The shop, which opened in October 2013, serves coffee, snacks, baked goods and soup. Customers select what they'd like to eat and drink and then put cash and checks in a drop box or use a credit card scanner to pay. No staff person takes customer money. It all runs on trust.

It may seem like a risky business choice, but owners David and Kimberly Brekke have averaged 15% more than their asking prices, according to the company's website. "We do see theft from teenagers who occasionally need talking to," reads a statement on the website, but "among adults the rate of theft is nearly zero."

While the model the Brekkes are using may work in Valley City, the honor system requires just the right set of circumstances, so don't expect all your local retailers to suddenly dispense with cashiers and security.
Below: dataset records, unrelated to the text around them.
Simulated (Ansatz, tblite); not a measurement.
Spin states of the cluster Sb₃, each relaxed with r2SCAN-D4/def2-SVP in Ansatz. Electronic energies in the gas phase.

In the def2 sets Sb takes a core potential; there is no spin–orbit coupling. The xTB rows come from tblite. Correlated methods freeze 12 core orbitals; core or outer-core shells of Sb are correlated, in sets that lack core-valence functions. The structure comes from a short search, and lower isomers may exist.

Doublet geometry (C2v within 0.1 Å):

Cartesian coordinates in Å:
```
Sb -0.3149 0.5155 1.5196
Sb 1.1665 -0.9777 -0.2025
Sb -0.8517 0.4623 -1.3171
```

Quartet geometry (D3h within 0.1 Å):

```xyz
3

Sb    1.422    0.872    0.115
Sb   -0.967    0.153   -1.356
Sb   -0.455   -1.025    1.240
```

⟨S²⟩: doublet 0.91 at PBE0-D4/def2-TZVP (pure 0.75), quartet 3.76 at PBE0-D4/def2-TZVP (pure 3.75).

"It's more likely to work in a small town than a big city because reputation is at play," said Joshua Green, a psychology professor at Harvard University. "If people see you taking without giving, that's more likely to have repercussions," he said.

The Brekkes credit the success of the system in part to being located in a small town. Roughly 6,700 people live in Valley City, according to a 2013 Census estimate.

In a big city, even if the percentage of people willing to steal is small, the overall number is much larger than in a town the size of Valley City, Green said

Michael Cunningham, a psychologist in the communication department at the University of Louisville, told USA TODAY Network that an honor system requires two circumstances.

First, "people have a commitment to their personal honor" and value having a good reputation, which he says applies to a vast majority of people. And second, those people need to feel that they are in an "equitable relationship" with the other party, meaning that they don't feel taken advantage of or exploited.

"In a coffee shop, if you feel that the prices are reasonable, and the staff is really trying, then many people will follow through on the honor system," he said.

When asked why people might pay more than they owe, as The Vault owners claim, Cunningham said that's probably because they like that the owners trust them.

"Sometimes people are more generous because they appreciate the compliment of the trust," Cunningham said.

And perhaps Valley City is just part of an uptick in honesty across the country.

In a survey conducted by Honest Tea, a beverage company owned by CocaCola, 95% of people in 60 locations in 50 states, paid a dollar before taking a drink from an honor-system street display. That's up from 92% last year.